Once largely shunned as pariahs by the entertainment industry, porn stars are turning up with increasing regularity on shopping-mall movie screens and in prime-time television shows, underscoring pornography's steady migration over the last three decades from the pop-culture margins to the mainstream.
Probably the most significant evidence of the trend so far is Oscar-winning director Steven Soderbergh's decision to cast Sasha Grey, a 20-year-old Sacramento native who began making hard-core movies when she was 18, in his upcoming feature film "The Girlfriend Experience." The movie is told from the perspective of a $10,000-a-night call girl. Grey has appeared in other non-pornographic films, including the Canadian low-budget horror flick "Smash Cut."
"She's really good, totally fearless, very smart," says the director of "Traffic" and "Erin Brockovich," who finished shooting the film last week. "It certainly didn't seem like there was anything I could suggest that she couldn't handle."
The recent inroads made by porn into Hollywood are only one aspect of porn's broader effect on popular culture imagery, language, style and sensibility. Music videos teem with kama sutra-esque boasting and "is-it-real-or-isn't-it?" displays of bumping and grinding. Video games containing explicit sex scenes have been slapped with lawsuits and other restrictions to prevent them from falling into the hands of joystick-gripping adolescents.
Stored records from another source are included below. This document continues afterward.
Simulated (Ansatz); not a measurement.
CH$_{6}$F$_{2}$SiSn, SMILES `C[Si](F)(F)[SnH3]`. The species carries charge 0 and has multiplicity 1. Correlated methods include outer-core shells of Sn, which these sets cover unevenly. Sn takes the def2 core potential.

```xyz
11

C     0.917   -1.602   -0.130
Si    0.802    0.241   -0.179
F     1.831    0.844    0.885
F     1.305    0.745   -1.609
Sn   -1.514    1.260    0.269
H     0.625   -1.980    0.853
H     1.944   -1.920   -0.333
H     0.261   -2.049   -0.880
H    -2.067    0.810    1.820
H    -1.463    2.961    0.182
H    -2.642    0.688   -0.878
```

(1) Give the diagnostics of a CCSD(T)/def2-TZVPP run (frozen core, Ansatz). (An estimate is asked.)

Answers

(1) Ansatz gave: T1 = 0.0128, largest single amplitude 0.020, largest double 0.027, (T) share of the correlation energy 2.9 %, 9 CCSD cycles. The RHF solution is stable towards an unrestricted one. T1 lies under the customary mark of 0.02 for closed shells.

Top adult performers such as Jenna Jameson have become household names, their pulchritudinous likenesses adorning everything from bestselling books to ski boards to bobble head dolls, and a new “rock opera” about the late “Deep Throat” star Linda Lovelace is currently playing at L.A.'s Hayworth Theatre.
Lesson from Paris
When "Deep Throat" was made in the early 1970s, porn was still considered too underground for the actors to use their real names. When the X-rated movie's director, Gerard Rocco Damiano (a.k.a. Jerry Gerard), died last month, Time magazine eulogized him at length, praising his smarts, ambition and personal decency while calling his movie "the 'Citizen Kane' of porn."
Fashion also is taking more aesthetic cues from porn, including the growing popularity of genital piercing and shaving, which was popularized by adult film actors. In May, Fox News' resident "sexpert," Yvonne K. Fulbright, made a reference to adult film while taking up the topic of genital grooming. "It's no longer simply a style concern for porn stars," she counseled, "it seems that everyone now -- guy or gal -- is giving at least some thought to pubic hair care."
Asked why adult stars have become more acceptable in Hollywood, Soderbergh cited the proliferation of Internet porn and the attitudinal sea change signified by the infamous bootleg video showing socialite Paris Hilton having sex with a paramour. In years past, such a tape likely would've destroyed reputations. Instead, it boosted Hilton's paparazzi profile.
"That changed everything," Soderbergh says. "Or it didn't change everything; it confirmed that everything had changed."
Grey isn't the only young adult-film performer gaining wider exposure in Hollywood these days. Katie Morgan, a business-savvy 28-year-old who has made dozens of adult films, is currently appearing in indie director Kevin Smith's R-rated slacker-cool comedy " Zack and Miri Make a Porno," which opened on Halloween to strong reviews. Distributed by Weinstein Co., the film stars Seth Rogen and Elizabeth Banks as a pair of down-and-out platonic friends in suburban Pittsburgh who decide to make an amateur skin flick to pay off their debts. It appears likely to be Smith's most commercially successful film.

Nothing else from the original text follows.